The purpose of athletics certification is to ensure integrity in the institution’s athletics program and to assist institutions in improving their athletics departments. NCAA legislation mandating athletics certification was adopted in 1993.
The certification process, which involves a self-study led by an institution’s president or chancellor, includes a review of these primary components: governance and commitment to rules compliance; academic integrity; gender/diversity issues and student-athlete well-being.
A designation of certified means that an institution operates its athletics program in substantial conformity with operating principles adopted by the Division I membership.

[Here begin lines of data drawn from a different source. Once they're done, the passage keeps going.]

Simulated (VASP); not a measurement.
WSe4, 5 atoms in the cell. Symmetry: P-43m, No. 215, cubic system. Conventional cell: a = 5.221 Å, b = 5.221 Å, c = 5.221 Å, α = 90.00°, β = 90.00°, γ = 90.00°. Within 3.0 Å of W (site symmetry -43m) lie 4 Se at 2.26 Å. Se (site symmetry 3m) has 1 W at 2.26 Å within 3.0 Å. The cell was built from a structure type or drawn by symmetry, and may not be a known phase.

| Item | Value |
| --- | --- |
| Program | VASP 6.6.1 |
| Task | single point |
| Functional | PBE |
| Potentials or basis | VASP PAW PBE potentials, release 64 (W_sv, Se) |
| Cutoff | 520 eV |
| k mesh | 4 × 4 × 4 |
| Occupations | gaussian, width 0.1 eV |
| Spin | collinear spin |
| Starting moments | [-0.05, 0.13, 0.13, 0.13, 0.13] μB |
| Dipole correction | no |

The second and third rounds of athletics certifications are being completed on a 10-year cycle rather than the five-year cycle used during the initial certification process. All 335 active Division I members participate in the certification process
The Division I Committee on Athletics Certification preliminarily reviews an institution’s certification materials and provides a list of issues identified during the evaluation. The University then hosts a visit by peer reviewers who file a report regarding the institution’s resolution of those issues before a final certification decision is rendered. An institution’s failure to satisfactorily respond to the committee may negatively impact certification status.
The certification process is separate from the NCAA’s enforcement program, which investigates allegations of rules violations by NCAA member institutions. A decision of certified does not exempt an institution from concurrent or subsequent enforcement proceedings.